The last two years have seen several deaths in our extended families. I haven’t blogged about any of them until now for many different reasons: my strong preference for privacy in certain areas of my life; I wasn’t sure what to say about them; other topics seemed more pressing.
The first person I remember grieving over was my grandmother. When she died I’d just reached the developmental stage in childhood when I realized death was permanent and would someday happen to me. I actually have more memories of missing her than I do of spending time with her. We’d moved around a bit while she was still alive, so I suspect that a lot of the nice stuff she did with me happened when I was too small to remember it.

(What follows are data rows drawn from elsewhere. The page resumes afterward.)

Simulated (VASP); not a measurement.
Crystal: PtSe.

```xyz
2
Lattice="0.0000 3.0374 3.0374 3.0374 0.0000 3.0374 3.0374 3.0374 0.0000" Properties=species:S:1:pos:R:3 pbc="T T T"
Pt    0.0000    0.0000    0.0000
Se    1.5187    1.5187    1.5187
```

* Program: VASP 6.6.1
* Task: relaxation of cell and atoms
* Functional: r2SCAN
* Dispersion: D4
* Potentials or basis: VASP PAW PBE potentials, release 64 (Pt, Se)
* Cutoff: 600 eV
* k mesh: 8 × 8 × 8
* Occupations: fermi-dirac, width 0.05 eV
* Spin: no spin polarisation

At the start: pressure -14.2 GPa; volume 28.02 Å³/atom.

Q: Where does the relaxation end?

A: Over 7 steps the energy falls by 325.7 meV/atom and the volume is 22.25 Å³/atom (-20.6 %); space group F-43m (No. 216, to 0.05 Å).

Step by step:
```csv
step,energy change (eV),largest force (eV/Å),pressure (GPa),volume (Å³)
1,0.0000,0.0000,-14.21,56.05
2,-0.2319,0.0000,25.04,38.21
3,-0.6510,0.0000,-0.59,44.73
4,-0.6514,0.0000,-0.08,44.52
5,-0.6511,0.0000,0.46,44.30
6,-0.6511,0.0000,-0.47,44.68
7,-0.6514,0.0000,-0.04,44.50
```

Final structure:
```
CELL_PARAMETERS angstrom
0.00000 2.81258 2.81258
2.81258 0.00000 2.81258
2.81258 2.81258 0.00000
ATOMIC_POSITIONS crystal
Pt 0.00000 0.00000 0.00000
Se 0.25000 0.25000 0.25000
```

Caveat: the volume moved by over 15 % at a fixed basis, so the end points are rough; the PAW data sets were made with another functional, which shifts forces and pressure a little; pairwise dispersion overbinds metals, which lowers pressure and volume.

For a long time I felt like there might be only one right way to grieve.
– You had to be absolutely devastated that this person was gone.
– You had to believe that even the most severe suffering was worth them still being alive.
– You weren’t supposed to have any nuanced feelings about anything related to this topic.
Yes, it’s possible that I have extremely high standards for myself. 😉 Sometimes this is a good thing, but it can also become an unneeded strain in an already stressful situation.
One of the things I’ve been learning through these past few years is that every experience with death is going to be different because every relationship is unique. It simply isn’t possible for everyone connected to the deceased to have the exact same reaction to his or her death. A son or daughter’s grief is different from how a sibling, pet, or second cousin might react.
That’s more than just okay – it’s utterly normal.
I can’t begin to tell you how relieved I felt when I stopped worrying about grieving the right way. There is no right way to do it. As much as I would like to type out a foolproof, bulleted plan for figuring out how to react to death, I can’t.
It’s something each of us has to figure out on our own.
The only thing I can tell you is this: if you’ve felt it or thought it, so has someone else. You’re not alone.